The concept of loyalty is likely to be a much discussed issue in 2014. Kicked off dramatically in 2013 by Edward Snowden’s security and diplomatic leaks, the issue remains one of churn. Is Mr. Snowden a traitor to his country who deserves to be locked up in prison for his disloyalty? Or is he in fact , a hero – someone who found himself to be loyal to higher principles than that patriotism?
Similarly, the case of the chief of staff to Rob Ford, who found it necessary to tell the truth as he saw it to his boss, and was fired (or decided to walk) as a result. Speaking truth to power, as we all know, is difficult and dangerous. It requires an assuredness that what you do is the “right” thing, even in the face of threats, humiliation and gang ups. Surely, Senator Romeo Dallaire felt the whiplash of accusations of disloyalty when he dared to speak the truth as he saw it about Rwanda.

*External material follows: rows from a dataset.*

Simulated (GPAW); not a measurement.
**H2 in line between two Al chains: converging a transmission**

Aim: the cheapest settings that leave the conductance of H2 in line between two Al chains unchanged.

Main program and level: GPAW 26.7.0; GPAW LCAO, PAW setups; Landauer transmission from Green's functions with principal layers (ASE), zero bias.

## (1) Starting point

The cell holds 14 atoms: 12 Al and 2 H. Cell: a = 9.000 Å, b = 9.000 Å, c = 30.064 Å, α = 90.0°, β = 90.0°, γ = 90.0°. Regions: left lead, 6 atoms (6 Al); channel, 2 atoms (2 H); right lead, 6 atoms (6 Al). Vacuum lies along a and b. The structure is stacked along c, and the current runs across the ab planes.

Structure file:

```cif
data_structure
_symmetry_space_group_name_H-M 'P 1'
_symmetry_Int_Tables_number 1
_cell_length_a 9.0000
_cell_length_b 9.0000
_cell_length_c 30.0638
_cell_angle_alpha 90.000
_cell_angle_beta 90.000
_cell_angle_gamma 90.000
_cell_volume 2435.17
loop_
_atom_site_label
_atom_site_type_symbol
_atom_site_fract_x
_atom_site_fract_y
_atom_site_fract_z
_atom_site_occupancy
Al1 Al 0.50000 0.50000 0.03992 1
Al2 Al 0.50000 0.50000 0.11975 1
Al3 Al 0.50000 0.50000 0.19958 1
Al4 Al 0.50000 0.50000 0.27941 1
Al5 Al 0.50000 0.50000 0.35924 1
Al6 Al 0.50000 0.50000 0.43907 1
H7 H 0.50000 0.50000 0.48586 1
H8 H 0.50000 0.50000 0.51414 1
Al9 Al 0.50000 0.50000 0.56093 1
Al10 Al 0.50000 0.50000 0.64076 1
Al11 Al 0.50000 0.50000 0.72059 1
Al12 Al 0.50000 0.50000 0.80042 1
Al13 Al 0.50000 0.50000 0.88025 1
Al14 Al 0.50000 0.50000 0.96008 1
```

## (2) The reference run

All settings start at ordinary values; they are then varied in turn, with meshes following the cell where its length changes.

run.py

In the corporate world, a loyal executive or manager is known as team player. A whistleblower, such as Sherron Watkins of Enron fame was very offside with her colleagues. She blew the whistle on a corporate culture that was drastically out of control. “Eventually, High Risk/High Reward came to define the Enron lifestyle around the clock…on the edge, there were no rules to constrain your thinking at the office and as it happened, no rules to constrain your behaviour outside it.”
In each of these cases, the individuals concerned took some kind of action when they saw behaviour they could not condone. In other words, they were not blindly loyal. It’s worth remembering that loyalty is not written in stone. It should not be taken for granted or assumed by leaders, friends or employers. Loyalty is steadfast, but when someone’s own moral compass conflicts with the moral compass of another, loyalty can start to fray.
Loyalty is something that springs from your character or set of values that enables you to be faithful to a philosophy, a relationship or a country. Loyalty may also derive from gratefulness for a job, an opportunity or support in a tough time. But when first loyalties conflict with later concerns, that original loyalty may be in jeopardy.
Encouraging those with concerns to speak up is something a democratic society needs to foster, whether we like the results or not. Nowhere is this more important than in our political arena. Who remains loyal to whom in the political world is a key building block. The question of loyalty invades nomination meetings, party skirmishes, party elections, leadership situations and individuals who cross the floor.
In the recent case of Bruce Hyer, the former NDP/Independent MP who has now joined the Green Party, all kinds of questions were raised, as they were when Belinda Stronach jumped ship from the Conservative Party to the Liberals. Are floor crossers demonstrating loyalty to their conscience? Loyalty to their constituents? Or simply to their own ambitions? Like Mr. Snowden, are they traitors to their brand, be it a country or a party?
The recent attempt to put a gag order on the staff of Members’ of Parliament is equally confusing. Surely, professionalism and discretion are expected in any office (and that should be clear in a code of conduct which the employee signs) but a gag order?
Why now? After all the years that Parliament has been operational, there has been no need for this blanket attempt to muzzle staff. Is new technology straining ethical morals? If so, let’s discuss this openly and transparently – don’t shut the discussion down. Is the rationalization of the need to protect Canadians’ privacy a real concern? Or is this yet another attempt to control everyone on Parliament Hill from discussing their political bosses or the culture that exists on the Hill.
The fact that an all-party committee is re-examining the notion of the gag order is both hopeful and worrying. Our Westminster parliamentary system is one of hierarchy. The ‘top down’ authoritative control that so many of us complain about is deeply embedded in the way we do politics. There are leaders and followers. There are bosses and staffers. But there are also deeply serious individuals who care strongly about civility and freedom.
In Jim Collin’s seminal business book Good to Great, he states that “All companies have a culture, some companies have discipline, but few companies have a culture of discipline. When you have disciplined people, you don’t need hierarchy. When you have disciplined people, you don’t need excessive controls.”
Our system of government is not a corporation, nor should it be. But it’s a multidisciplinary world and we can all learn from each other. Let’s please foster courage. Let’s please insist on discipline.
We can be good followers of leaders but let’s not become a nation of sheep.